Spill stats draw Huron farmers' ire

Thursday, January 31, 2008

by DON STONEMAN

This week Lynda Hillman-Rapley, editor of the Lakeshore Advance in Grand Bend, and a reporter at a sister publication in Goderich, wrote a story about a Huron County farmer pleading guility to violating the Ontario Water Resources Act by allowing manure to escape into a farm drain, kill fish and close a local beach in the summer of 2006.

Justice of the Peace Robert Gay fined Piet Peeters $32,000 in court in Goderich. According to the Advance story, the crown attorney prosecuting the case stated that 5,025 spills occurred in the province every year. The attorney did not say whether this number reflected only manure spills or whether it included other types of spills. The attorney also said since 1998, manure spills have been the number one fish killer.

Vermunt doesn't condone the Peeters spill, stating that a farmer "must perform due diligence." But he says the incidence of manure spills appears to have been overblown and questions the attorney's use of that number — and the reporting of it.

Last October Better Farming reported that in 2006, the Ministry of Environment (MOE) Spills Action Centre reported that 20 manure spills were reported in Ontario.

The Lakeshore Advance story attributed the controversial statements to ministry of environment lawyer Laurie Web. The Ministry of the Attorney General says the Crown Attorney in the case was MOE lawyer Laura Webber.

Hillman-Rapley promised to correct the story published on the Internet as soon as possible. She says the MOE also provided the 5.025 figure when she wrote about the spill in August of 2006.

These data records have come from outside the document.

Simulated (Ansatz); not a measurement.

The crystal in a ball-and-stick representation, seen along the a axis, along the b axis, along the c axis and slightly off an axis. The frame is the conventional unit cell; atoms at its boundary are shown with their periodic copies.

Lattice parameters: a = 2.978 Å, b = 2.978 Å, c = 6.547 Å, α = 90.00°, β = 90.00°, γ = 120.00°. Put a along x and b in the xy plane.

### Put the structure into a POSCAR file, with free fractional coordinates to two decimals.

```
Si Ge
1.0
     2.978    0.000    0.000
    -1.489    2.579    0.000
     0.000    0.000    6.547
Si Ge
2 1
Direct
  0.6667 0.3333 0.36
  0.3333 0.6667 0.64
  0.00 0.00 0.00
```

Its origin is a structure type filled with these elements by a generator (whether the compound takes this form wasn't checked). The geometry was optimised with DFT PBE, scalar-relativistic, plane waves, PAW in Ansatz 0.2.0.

What is the source of the 5,025 spill figure? Webber did not return messages left at her office and on her cell phone on Friday. MOE communications officer John Steele was unable to confirm the source of the information but pointed Better Farming to reports on a website maintained by the Upper Thames River Conservation Authority in London.

There, a report on the Livestock Manure Pollution Prevention Project (P3) says: "Across Ontario an average of 5,025 spills are reported each year, and one-fifth of these spills pollute a watercourse. While oils and fuels account for the majority of spilled materials, manure spills have been the leading cause of fish kills in the province since 1988. This is followed by chemical, oil/fuel/gas, and sediment spills. Fourteen per cent of all reported manure spills resulted in fish kills."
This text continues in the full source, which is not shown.